Introduction

...make the irreducible basic elements as simple and as few as possible without having to surrender the adequate representation of a single datum of experience.
On the Method of Theoretical Physics by Albert Einstein

The above quote is commonly paraphrased as "Make things as simple as possible, but not simpler."

This statement presents a hard problem. How do we know when we've made things as simple as possible?

How do you count complexity?

One 1999 survey of complexity measures found 48 systems in use^[1]. Despite the abundance of proposed systems, some of which have proved useful in isolated domains, no general measurement system has emerged as a defacto standard^[2].

In this paper I add to the pile, and propose using Particle Syntax as a tool for counting complexity.

Overview

The method introduced here, named Particle Complexity (PC), can be used to measure the complexity of an entity X. It operates as follows.
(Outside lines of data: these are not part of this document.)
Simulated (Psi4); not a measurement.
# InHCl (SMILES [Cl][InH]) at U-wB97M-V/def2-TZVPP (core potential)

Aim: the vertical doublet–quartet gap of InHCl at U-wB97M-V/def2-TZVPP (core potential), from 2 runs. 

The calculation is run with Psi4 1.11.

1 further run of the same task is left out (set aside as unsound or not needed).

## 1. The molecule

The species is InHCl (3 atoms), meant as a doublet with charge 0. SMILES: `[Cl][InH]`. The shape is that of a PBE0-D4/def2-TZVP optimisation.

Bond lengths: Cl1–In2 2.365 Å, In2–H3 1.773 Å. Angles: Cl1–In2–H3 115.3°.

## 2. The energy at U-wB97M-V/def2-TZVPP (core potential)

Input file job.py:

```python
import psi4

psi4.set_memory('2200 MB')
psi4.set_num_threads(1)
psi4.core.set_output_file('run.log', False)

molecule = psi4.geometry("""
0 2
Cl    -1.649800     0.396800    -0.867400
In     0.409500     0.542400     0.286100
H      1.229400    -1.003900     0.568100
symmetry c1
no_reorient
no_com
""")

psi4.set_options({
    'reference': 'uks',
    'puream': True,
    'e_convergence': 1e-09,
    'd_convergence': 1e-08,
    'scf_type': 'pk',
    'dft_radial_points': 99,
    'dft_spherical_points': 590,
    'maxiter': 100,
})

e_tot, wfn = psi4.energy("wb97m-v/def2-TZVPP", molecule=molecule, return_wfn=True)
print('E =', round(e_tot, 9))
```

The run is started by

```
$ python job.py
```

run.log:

It is assumed that all ideas are graphs that can be sliced into tree structures.
Given the assumption that all structures can be represented as trees, we can then use Particle Syntax, a simple encoding of tree structures, to encode the components of X, in a program P, parseable by a set of Parsers, P0.
We can then describe that set P0 in a recursive series (P1, P2, ...).
We can then stop at a desired level of abstraction (to get Relative Complexity), or continue until we reach irreducible trees (to get Total Complexity).
We can use simple arithmetic to count the atomic components of our program and parsers and get complexity measurements for a system.

Simple Example #1

Which concept is more complex, a boolean digit (0 or 1) or a base-10 digit (between 0 and 9)?

Let's imagine a machine that takes as input one character and returns true if that input is defined in a program written for that machine.

Let's encode both concepts using one Particles language (not defined here).

boolean
 0
 1
digit
 0
 1
 2
 3
 4
 5
 6
 7
 8
 9

Comparing the count of nodes, we get two nodes for the "boolean" and ten nodes for the "digit".

Hence, by this simple PC measure we can say that a digit is more complex than a boolean.

Simple Example #2

Next, let's imagine a similar string matching program that returns true on "pat,pit,pin,bat,bit,bin,fat,fit,fin".

In this example, we use two different machines that implement two different languages.

The programming language for MachineA can accept only one letter per node.

The language for MachineB can accept multiple characters per node and will test its input against each character.

programA
 p
  a
   t
  i
   n
 b
  a
   t
  i
   n
 f
  a
   t
  i
   n
programB
 pbf
  ai
   tn

A visualization of the nodes of the two programs above.

Both programs are equivalent in that they both will return the same thing for the same input.

ProgramA requires fifteen nodes while programB requires three nodes.

Hence, the programB is less complex by this measure, given machineA and machineB (I will explain later what I mean by "given machineA and machineB").

Atomic Components of Complexity

A visualization of the countable atomic units in PC.

PC has more atomic units to count beyond nodes.

In PC countable atomic units of complexity include:

Particles (files/2D planes/documents)
Atoms (words)
Subparticles (indented particles)
and references (atoms that are pointers to other atoms)

Other derived measures could be devised as well, but in this paper we look at only the atomic units fully necessary to describe an entity.

Relative vs Total Complexity

In the example above, programB was less complex than programA "given machineA and machineB".

However, if we were measuring Total Complexity of programA and programB, we might find that programA is less complex, as the complexity of the tree representation of machineA might be less complex than the complexity of the tree representation of machineB.

Total Complexity of an entity aggregates the complexity of the tree representation of the entity along with the tree representations of all its dependencies.

Another trivial example might be, given a computer that can execute both C code and Python code, and a task to sum some numbers from a CSV file, a program in Python would be less complex.

But the Total Complexity of the Python program might be greater than that of the C program, when dependencies are measured.

Why Particles?

PC is one of many systems that measure the "difficulty of description"^[3]. This means PC doesn't measure complexity directly, rather the description of the entity is measured.

Particles is used because it can easily describe micro and macro concepts, and a user can zoom between macro and micro scales as easily as moving within scales.

Basic primitives like the bit, the concept of a word, or an AND gate have a Particles representation.

Macro objects, like the Linux Kernel, could also be described using just Particles.

Both the description and the parsers the description uses are represented by the same basic minimal structures allowing the whole system to be counted and analyzed.

Particles is minimal and unambiguous.

Descriptions written in Particles can expand gracefully to handle new ideas.

Other descriptions become noisier or repetitive over time, whereas Particles is a noiseless encoding and the signal in the information remains strong over time.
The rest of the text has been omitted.